This application demonstrate popular image processing algorithms with PCX formate images.

Geometric Operations

  • Rotation

    Compare backward and forward rotation. rotation

  • Zoom

    Zoom-in the image by averaging and zoom-out by subsampling.

Point Processing

Histogram indecates the frequency of brightness value in image.

  • Histogram Equalization

    Producing an image with equally distributed brightness levels over the whole brightness scale. histogram equalization

  • Histogram Specification

    The aim is to produce an image with desired distributed brightness levels over the whole brightness scale, as opposed to uniform distribution.
    histogram specification

  • Otsu Thresholding

    The algorithm assumes the image histogram is bimodal and finds the optimum threshold to separate the two classes. It is capable of separating a foreground from a background.

  • Bit-plane Slicing

    Highlighting the contribution made to the total image appearance by specific bits. The higher-order shows the majority of the visually significant data, and lower-order presents subtle details.

Spatial Filtering

The use of spatial masks for image processing usually is called spatial filtering. The mask also called filter, kernel, or window. Note that the values in a mask are called coefficients, not pixels.

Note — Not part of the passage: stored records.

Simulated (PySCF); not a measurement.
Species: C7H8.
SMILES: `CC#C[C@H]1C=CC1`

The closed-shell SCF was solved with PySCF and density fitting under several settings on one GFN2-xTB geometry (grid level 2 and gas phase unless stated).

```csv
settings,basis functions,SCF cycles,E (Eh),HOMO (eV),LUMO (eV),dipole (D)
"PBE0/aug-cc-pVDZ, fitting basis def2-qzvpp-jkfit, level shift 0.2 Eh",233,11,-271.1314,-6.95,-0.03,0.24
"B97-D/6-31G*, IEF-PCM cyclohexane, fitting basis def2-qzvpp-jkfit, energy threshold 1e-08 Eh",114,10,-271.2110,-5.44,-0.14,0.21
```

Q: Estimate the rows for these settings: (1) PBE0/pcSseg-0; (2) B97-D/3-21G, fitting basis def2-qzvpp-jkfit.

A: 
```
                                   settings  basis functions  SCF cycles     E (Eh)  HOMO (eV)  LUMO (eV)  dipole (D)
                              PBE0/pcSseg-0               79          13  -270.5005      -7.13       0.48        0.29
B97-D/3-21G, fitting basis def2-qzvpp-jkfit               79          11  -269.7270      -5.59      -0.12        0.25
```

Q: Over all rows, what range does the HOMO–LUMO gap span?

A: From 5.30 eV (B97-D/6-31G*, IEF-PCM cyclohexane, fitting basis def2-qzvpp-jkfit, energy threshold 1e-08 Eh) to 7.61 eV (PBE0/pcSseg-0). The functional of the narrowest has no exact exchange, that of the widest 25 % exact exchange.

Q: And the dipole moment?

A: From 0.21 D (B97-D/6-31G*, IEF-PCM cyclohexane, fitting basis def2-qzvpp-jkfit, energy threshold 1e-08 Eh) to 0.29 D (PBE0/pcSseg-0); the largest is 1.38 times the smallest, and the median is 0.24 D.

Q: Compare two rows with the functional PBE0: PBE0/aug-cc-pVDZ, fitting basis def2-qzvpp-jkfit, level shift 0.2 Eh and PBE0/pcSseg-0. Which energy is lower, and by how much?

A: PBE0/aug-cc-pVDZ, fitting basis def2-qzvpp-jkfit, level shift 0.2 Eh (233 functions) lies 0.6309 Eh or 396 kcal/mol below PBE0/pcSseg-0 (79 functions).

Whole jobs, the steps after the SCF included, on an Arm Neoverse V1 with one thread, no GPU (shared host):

Linear spatial filtering often is referred to as convolving a mask with an image. For nonlinear spatial filtering, the filtering operation is based conditionally on the values of the pixels in the neighborhood under consideration, but not explicitly use coefficients in the sum-of-products manner, such as median filtering.

  • Lowpass Filter

    • Average

      A spatial averaging filter in which all coefficients are equal. By the way, averaging is analogous to integration, and sharpening can be accomplished by spatial differentiation. lowpass

    • Median

      A nonlinear spatial filter whose response is based on ordering the pixels in the area to be filtered. It is useful to reconstruct an image corrupted by impulse noise or salt-and-pepper noise.

  • Highpass Filter

    The shape of the impulse response needed to implement a high-pass spatial filter indicates that the filter should have positive coefficients near its center, and negative coefficients in the outer periphery, such as Laplacian operator.

  • Edge Crispening

    Making edges slightly sharper and crisper. This operation is subtracting a blurred version of an image from the image itself.

    edge crispening

  • Gradient Filter

    There are three popular operators:

    • Sobel

    gradient sobel

    • Prewitt

    gradient prewitt

    • Roberts

    gradient roberts

Image Transformation

  • Fractal

    If we consider a set to be fractal, we think of it as having the following properties:

    • The set has detail at every scale and is self-similar.
    • There is a simple algorithmic description of the set.

    The initial image placed on the iterative function system (IFS) does not affect the final attractor. In fact, it is only the position and the orientation that determines what the final image will look like.

    In practice, affine transformations are rich enough and yield interesting set of attractors.

  • DCT

    A discrete cosine transform (DCT) is a Fourier related transform which is similar to the discrete Fourier transform (DFT) but using only real numbers.

Reference

  1. Rafael C. Gonzalez, Richard E. Woods, Digital Image Processing, 2nd edition.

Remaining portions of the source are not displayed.